The Yelp Reservations service (yelp_res) is the service that powers reservations on Yelp. It was acquired along with Seatme in 2013, and is a Django service and webapp. It powers the reservation backend and logic for Yelp Guest Manager, our iPad app for restaurants, and handles diner and partner flows that create reservations. Along with that, it serves a web UI and backend API for our Yelp Reservations app, which has been superseded by Yelp Guest Manager but is still used by many of our restaurant customers.

This service was built using a DB-centric architecture, and uses a “DB sync” paradigm – a method where clients maintain a local database with a copy of data relevant to them – to sync data with legacy clients. It also relies on database triggers to enforce some business logic. The DB used is PostgreSQL which is not used anywhere else at Yelp, which meant that only a small rotation of long-tenured employees knew Postgres well enough to do outage response. This caused issues in maintenance, visibility, and outage response times. The teams working on the Restaurants products are not infra teams, and the Yelp-wide infra teams (understandably) focus on Yelp-standard infrastructure. As a result, when we did see issues with Postgres it was often a scramble to find people with relevant expertise.

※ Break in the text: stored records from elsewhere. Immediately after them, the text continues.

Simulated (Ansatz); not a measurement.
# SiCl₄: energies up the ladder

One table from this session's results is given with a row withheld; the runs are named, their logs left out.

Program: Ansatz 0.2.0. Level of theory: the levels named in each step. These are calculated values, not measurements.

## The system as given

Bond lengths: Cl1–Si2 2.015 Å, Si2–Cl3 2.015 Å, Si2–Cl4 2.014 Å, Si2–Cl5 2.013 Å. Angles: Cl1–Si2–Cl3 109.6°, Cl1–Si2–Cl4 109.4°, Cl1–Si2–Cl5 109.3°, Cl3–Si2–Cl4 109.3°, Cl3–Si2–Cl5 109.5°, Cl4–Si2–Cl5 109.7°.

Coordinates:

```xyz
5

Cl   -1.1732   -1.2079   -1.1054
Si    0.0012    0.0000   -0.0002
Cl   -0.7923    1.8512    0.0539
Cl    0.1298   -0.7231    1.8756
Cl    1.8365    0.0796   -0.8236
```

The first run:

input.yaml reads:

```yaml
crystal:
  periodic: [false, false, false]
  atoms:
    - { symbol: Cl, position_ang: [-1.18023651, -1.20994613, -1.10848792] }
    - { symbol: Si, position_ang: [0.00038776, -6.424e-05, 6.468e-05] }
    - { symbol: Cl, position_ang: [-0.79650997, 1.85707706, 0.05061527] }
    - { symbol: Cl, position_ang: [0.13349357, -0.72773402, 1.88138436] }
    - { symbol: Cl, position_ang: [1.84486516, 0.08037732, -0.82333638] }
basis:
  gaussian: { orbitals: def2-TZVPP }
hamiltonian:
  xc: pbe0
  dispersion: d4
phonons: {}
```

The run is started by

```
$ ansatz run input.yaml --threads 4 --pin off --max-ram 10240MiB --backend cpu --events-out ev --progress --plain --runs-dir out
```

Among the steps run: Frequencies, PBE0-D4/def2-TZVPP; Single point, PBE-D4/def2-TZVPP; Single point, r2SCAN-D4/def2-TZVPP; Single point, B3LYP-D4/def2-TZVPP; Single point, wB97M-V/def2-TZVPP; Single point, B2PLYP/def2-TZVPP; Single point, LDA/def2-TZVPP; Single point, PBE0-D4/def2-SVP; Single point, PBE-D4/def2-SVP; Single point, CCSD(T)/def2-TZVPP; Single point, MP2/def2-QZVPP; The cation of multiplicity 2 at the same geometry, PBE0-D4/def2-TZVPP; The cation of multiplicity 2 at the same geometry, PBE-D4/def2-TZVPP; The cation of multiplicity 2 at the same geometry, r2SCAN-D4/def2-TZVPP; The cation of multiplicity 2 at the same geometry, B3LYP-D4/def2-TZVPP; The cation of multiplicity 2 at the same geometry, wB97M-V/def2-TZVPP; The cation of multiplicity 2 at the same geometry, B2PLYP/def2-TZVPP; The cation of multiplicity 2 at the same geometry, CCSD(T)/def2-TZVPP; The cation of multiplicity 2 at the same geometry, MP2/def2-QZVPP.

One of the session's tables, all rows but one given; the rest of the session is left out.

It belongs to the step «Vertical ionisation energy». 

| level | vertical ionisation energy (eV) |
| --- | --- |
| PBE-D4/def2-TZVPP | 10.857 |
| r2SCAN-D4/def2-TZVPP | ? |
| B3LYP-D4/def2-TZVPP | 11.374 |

As restaurants rely on our product to run their business, this system can’t be taken offline for maintenance, and any data loss is unacceptable—we can’t have someone make a reservation and then have it disappear. This led to much of the complexity of this project, as switching gradually between two data stores on the fly introduced new challenges. Much of the existing documentation we could find on this used toy examples or assumed a clean stop, migration, and restart, so this was also somewhat unexplored territory (hence this blog post!).